Yesterday, the Justice Department decided that Section 3 of the Defense of Marriage Act is unconstitutional, so it won't defend the law in court (although it invited Congress to do so). Somewhat remarkably, the attorney general wrote that orientation should trigger heightened scrutiny when laws make distinctions between gay and straight Americans.
If adopted by the courts, this would put orientation in the quasi-suspect class, along with gender and age. That means laws based on orientation would be presumptively unconstitutional; the state would carry the burden of proving some sort of significant need to keep them in place. [Race is considered fully suspect, so racial classifications trigger strict scrutiny, the most difficult test for the government to pass.]
Although the Supreme Court is inching toward such a move, it hasn't yet set that precedent. If the SCoTUS does elevate orientation as a trait protected by heightened scrutiny in the DOMA context, it's difficult to see how state bans could survive as a matter of 14th Amendment equal protection. As always, it seems likely to center on Anthony Kennedy, given his position as the key swing vote these days. Scholars will be studying cases like Romer for hints.
But I wonder how far the Court will really go. It seems to me that Kennedy isn't the kind of justice who relishes sea change. It's therefore possible the high court might rule on narrower grounds -- essentially saying that federal laws can't withstand equal protection scrutiny when a given state recognizes same-sex marriage. Such an approach would weaken DOMA, but it would leave the rational basis test (a much lower bar) in place for state bans.
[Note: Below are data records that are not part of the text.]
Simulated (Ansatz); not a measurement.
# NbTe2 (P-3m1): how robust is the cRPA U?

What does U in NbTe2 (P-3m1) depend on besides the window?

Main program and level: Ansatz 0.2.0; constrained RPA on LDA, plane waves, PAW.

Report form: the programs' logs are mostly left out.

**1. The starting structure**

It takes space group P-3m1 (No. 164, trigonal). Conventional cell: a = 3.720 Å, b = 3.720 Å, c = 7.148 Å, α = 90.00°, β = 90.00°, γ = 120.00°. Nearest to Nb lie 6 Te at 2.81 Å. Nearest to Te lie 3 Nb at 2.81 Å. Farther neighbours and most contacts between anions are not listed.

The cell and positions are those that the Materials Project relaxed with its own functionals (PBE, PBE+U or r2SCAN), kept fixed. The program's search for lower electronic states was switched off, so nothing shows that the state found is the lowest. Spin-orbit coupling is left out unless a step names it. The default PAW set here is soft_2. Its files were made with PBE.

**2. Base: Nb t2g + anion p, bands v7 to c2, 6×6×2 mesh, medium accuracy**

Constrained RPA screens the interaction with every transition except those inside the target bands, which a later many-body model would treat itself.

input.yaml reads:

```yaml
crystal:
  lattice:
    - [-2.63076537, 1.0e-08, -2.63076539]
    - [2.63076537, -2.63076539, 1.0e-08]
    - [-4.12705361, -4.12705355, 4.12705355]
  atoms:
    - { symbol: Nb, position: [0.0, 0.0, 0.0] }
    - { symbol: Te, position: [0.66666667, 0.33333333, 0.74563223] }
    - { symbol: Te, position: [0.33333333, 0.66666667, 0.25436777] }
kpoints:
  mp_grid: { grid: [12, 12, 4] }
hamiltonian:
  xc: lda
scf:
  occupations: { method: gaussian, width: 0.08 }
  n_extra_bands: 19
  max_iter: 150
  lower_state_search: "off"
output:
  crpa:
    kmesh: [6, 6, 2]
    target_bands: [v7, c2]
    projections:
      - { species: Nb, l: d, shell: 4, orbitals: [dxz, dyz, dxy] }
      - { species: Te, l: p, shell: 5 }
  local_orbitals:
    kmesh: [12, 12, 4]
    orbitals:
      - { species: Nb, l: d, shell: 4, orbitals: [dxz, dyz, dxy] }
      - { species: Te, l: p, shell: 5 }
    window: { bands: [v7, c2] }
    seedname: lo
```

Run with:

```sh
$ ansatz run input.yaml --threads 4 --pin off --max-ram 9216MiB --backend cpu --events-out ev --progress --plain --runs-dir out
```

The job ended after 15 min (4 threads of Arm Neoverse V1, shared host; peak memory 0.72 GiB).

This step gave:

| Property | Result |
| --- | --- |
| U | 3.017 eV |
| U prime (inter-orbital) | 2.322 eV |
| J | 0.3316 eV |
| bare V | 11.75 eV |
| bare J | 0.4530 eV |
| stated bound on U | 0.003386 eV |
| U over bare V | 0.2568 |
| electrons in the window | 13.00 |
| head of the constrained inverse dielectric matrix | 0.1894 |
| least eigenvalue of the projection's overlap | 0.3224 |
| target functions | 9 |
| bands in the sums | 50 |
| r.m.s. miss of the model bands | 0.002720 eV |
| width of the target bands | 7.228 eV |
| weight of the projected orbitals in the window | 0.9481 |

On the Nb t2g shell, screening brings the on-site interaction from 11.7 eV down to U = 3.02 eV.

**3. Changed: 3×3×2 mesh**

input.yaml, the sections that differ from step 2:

Personally, that seems too muddy to me; equality is a free standing and supreme constitutional right, so it shouldn't matter what individual states are doing. For the sake of clarity, I say we're better off including orientation as a quasi-suspect class. That standard would assume people can choose for themselves who to marry in monogamous relationships, and the state would need a damn good reason to deny the basic right.
In truth, there's nothing even rational about state bans, let alone (semi) compelling. If you ask me, the more stable families we have, the better off we are as a society. And folks who are crying about gay couples marrying should instead focus on their own marital challenges.
Or for some comic relief, David Letterman has it right, imo:
"Gay people should have the same right to be miserable as the rest of us."